The Manhunter games were these fantastic sci-fi adventure games, with a really brooding mood and dark story, depicting a dystopian future where Earth had been overrun by Orbs from outer space!
There were some cool sections of gameplay where you would track suspects in a Google Maps like device called the MAD!
The beauty of the game comes from everything being depicted in quite an everyday way where the domination of the Orbs has become mundane and accepted. You play as a Manhunter, a worker for the Orbs, tracking down those who seek to overthrow the Orbs.
The game featured great ghoulish art depicting the brown robed Manhunters, and a variety of scenes of gruesomely murdered victims and cadavers.
Thanks to the Murrys for this unique and evocative chapter in the history of adventure games!
I'm still waiting for the final title in the series, Manhunter: London. :) Here's a nice little promo video for Manhunter: New York...
And another for Manhunter: San Francisco...
And a bit more of Manhunter: New York in action...
This game was amazing. 1993. A real story, cool characters and locations, amazing music!
I loved the old game Phantasie from 1985, which was also one of the earliest games we had on the PC. It was a cool open world RPG game. BUT the story was quite hackneyed, and the interface and graphics were rudimentary. Betrayal at Krondor was like everything Phantasie was and more, with a richer story and great music and graphics (for the time!).
I personally love hand painted graphics in a game, and Krondor featured lovely images of each location you visited and great looking inventory items.
I would play all night, there was no end to it. I would huddle before the computer with a sleeping bag draped over my whole body, like some ancient form of worship, my palm red from wiggling the mouse around for hours on end.
I love this tradition of games from Phantasie, to Oblivion and Skyrim. They just keep getting more immersive and seamless. Viva! Long live adventure games!

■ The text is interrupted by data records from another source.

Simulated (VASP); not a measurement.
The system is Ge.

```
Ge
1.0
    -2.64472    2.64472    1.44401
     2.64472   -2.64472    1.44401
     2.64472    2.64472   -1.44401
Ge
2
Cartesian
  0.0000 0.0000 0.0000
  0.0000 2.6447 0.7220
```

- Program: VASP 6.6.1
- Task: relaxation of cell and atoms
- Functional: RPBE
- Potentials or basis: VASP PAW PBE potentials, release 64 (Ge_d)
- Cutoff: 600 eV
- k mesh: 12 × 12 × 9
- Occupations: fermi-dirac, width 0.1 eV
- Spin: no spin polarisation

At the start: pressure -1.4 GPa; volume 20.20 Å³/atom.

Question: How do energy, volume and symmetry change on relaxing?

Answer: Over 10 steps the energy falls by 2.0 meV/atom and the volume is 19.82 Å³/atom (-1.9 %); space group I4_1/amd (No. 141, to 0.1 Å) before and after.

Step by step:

King's Quest is probably my single fondest memory of computer gaming.
I don't think that's something that will change any time soon. It doesn't matter if it's not the best game ever. To me, it will always hold a totally special place in my imagination.
So many things seem to have been lost, or at least not fully explored, that King's Quest did.
It was a cinematic world, presented in resplendent color. And the best part, a fully WRITTEN story, based around TEXT, and the player inputing their actions through TEXT.
I loved that the world was experienced through the eyes, and the MIND, and that to interact with the world, you would READ, THINK, and WRITE.
To be honest, I can see why they brought in the mouse interface years later. But it did remove a layer of imagination from the game. It removed the "infinity" of the game world.
When playing King's Quest, ANYTHING was possible, because there was basically no interface. There was a flashing cursor at the botton of the screen, inviting you to type in ANYTHING. Anything you could imagine.
Can you think of a VERB? Try it!
Sure the game might say, "I DON'T UNDERSTAND THAT". But there's always the possibility that it WILL understand what you type next, that the next thing you type will open a new door, show you a deeper layer to the world, find a special hidden item or secret. The world was revealed, and the story moved forward, by you talking to the computer, and it talked back.
I loved that.
Every little morsel of the graphics were mouthwateringly full of potential. My eyes and mind would savour every detail, wondering what lay hidden inside this world before me.
When the mouse cursor came in, with the fixed set of verbs, "Walk, Talk, Manipulate", it actually closed off a lot of that potential in the game world. Things became much more explicitly binary. There were things you could do, and things you couldn't do. No discussion.
And ever since, I feel that games do not want to enter into a discussion with you. You play by their rules, and you move through the puzzles laid out for you.
If you waved your mouse cursor over a hole in a tree that looked suspiciously alluring, and the cursor did not change, then you can forget about it. Nothing of interest there. That is a useless bit of graphics that you can just forget about.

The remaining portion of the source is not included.